November 13, 2003

new SUV? (old rattletrap?)

The NY Times notes today that a Cuban American businessman is trying to set up a dealership network in the States to sell a Romanian SUV, the Aro, renamed the Cross Lander.

It appears he's trying to market it as a small-size off-road vehicle (although bigger than compact crossover ones), for people who want something that looks like a older Jeep or Land Rover (i.e., 25 y.o. styling) and has few frills. Price is to be less than $20K.

I took a look at the video on the company website Cross Lander. It looked like the vehicle could go up and down short steep inclines on sandy soil, but the bobbling of the body/chassis as it went over deep ruts gave me the impression that it might be easily subsceptible to roll-over.

So far, I haven't found that many reviews posted on the web. A few brief ones, from a UK site, (going back to '89) have been favorable in terms of it's off-road capability. So maybe it handles better than it looks.
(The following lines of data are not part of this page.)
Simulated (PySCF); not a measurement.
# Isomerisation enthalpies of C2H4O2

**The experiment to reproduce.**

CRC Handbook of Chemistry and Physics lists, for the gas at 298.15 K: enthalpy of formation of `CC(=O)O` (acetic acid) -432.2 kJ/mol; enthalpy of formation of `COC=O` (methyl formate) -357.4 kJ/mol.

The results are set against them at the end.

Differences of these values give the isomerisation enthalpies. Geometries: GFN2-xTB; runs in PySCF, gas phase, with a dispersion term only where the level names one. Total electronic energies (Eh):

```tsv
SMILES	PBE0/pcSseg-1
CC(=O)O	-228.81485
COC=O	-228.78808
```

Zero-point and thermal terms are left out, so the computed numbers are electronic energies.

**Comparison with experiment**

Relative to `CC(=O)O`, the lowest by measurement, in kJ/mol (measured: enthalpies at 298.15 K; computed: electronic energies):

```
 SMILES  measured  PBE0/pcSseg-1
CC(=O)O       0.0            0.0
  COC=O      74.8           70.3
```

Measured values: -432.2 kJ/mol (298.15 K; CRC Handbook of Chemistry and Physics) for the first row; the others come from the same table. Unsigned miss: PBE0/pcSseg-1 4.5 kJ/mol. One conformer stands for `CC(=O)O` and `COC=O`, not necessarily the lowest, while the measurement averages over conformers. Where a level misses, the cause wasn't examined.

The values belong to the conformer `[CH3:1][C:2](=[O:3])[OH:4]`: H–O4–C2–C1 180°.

I must confess to being generally ignorant as to how off-road vehicles look as they're driving in the rough. This despite having spent weeks on end riding off-road in a HMMWV (known to consumers as the Hummer).

Meanwhile, the NY Times article ends with remarks by an automotive publication editor:

"I keep thinking the S.U.V. market is too saturated for whimsical new entrants but then something like this Romanian model comes along," said Karl Brauer, editor in chief of Edmunds.com, a company in Santa Monica, Calif., that publishes automobile pricing information. "It goes to show that comfort, mileage -- all of that is irrelevant. What matters most is image."

I also ran across another comment about the vehicle in an article I happened to recently read in the July/August 03 issue of the Atlantic Monthly. It's an article about the bear preserves or "farms" that were developed in Romania to cater to the hunting whims of dictator, Ceausescu:

"One district competed against another for his visits, offering big bears and rack-heavy stags as easy targets for his expensive imported rifles. For a typical hunt Ceausescu would fly in by helicopter, landing on a pad cleared within the hunting area. From there he'd be taken by rough-terrain vehicle (in earlier years he favored Jeeps; later a Russian make, the Gaz; and still later a rattletrap Romanian imitation, the Aro)..."

Hmmm. This raises some questions.
How far removed from the Gaz is the Cross Lander? (The drive train will be completely different.) What was the reputation of the Gaz? And how does the Aro compare to the Gaz?